Reputation: 53
I'm trying to match numbers surrounded by spaces, like this string: " 1 2 3 "
I'm puzzled why the regex \s[0-9]\s
matches 1 and 3 but not 2. Why does this happen?
Upvotes: 0
Views: 67
Reputation: 700592
The expression \s[0-9]\s
mathces " 1 "
and " 3 "
. As the space after the 1
is matched, it can't also be used to match " 2 "
.
You can use a positive lookbehind and a positive lookahead to match digits that are surrounded by spaces:
(?<= )(\d+)(?= )
Demo: https://regex101.com/r/hT1dT6/1
Upvotes: 0
Reputation: 16615
The input is captured, and the subsequent matches won't match, you can use a lookahead to fix this
\s+\d+(?=\s+)
Upvotes: 0
Reputation: 61168
Because the space has already been consumed:
\s[0-9]\s
This matches "spacedigitspace" so lets go through the process
" 1 2 3 "
^
|
No match
" 1 2 3 "
^
|
No match
" 1 2 3 "
^
|
Matches, consume " 1 "
"2 3 "
^
|
No match
"2 3 "
^
|
No match
"2 3 "
^
|
No match
"2 3 "
^
|
Matches, consume " 3 "
You want a lookaround:
(?<=\s)\d(?=\s)
This is very different, as it look for \d
and then asserts that it is preceded by, and followed by, a space. This assertion is "zero width" which means that the spaces aren't consumed by the engine.
Upvotes: 4
Reputation: 726839
More precisely, the regex \s[0-9]\s
does not match 2
only when you go through all matches in the string " 1 2 3 "
one by one. If you were to try to start matching at positions 1 or 2, " 2 "
would be matched.
The reason for this is that \s
is capturing part of the input - namely, the spaces around the digit. When you match " 1 "
, the space between 1
and 2
is already taken; the regex engine is looking at the tail of the string, which is "2 3 "
. At this point, there is no space in front of 2
that the engine could capture, so it goes straight to finding " 3 "

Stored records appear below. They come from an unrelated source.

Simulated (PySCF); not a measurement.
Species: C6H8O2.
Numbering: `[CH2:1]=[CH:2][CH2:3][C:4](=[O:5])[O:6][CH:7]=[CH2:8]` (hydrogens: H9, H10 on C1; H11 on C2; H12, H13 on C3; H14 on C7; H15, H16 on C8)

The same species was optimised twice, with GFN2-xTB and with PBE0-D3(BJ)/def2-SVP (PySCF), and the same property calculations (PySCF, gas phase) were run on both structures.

To fix this, put spaces into zero-length look-arounds, like this:
(?<=\s)[0-9](?=\s)
Now the engine ensures that there are spaces in front and behind the digit without consuming these spaces as part of the match. This lets the engine treat the space between 1
and 2
as a space behind 1
and also as a space in front of 2
, thus returning both matches.
Upvotes: 1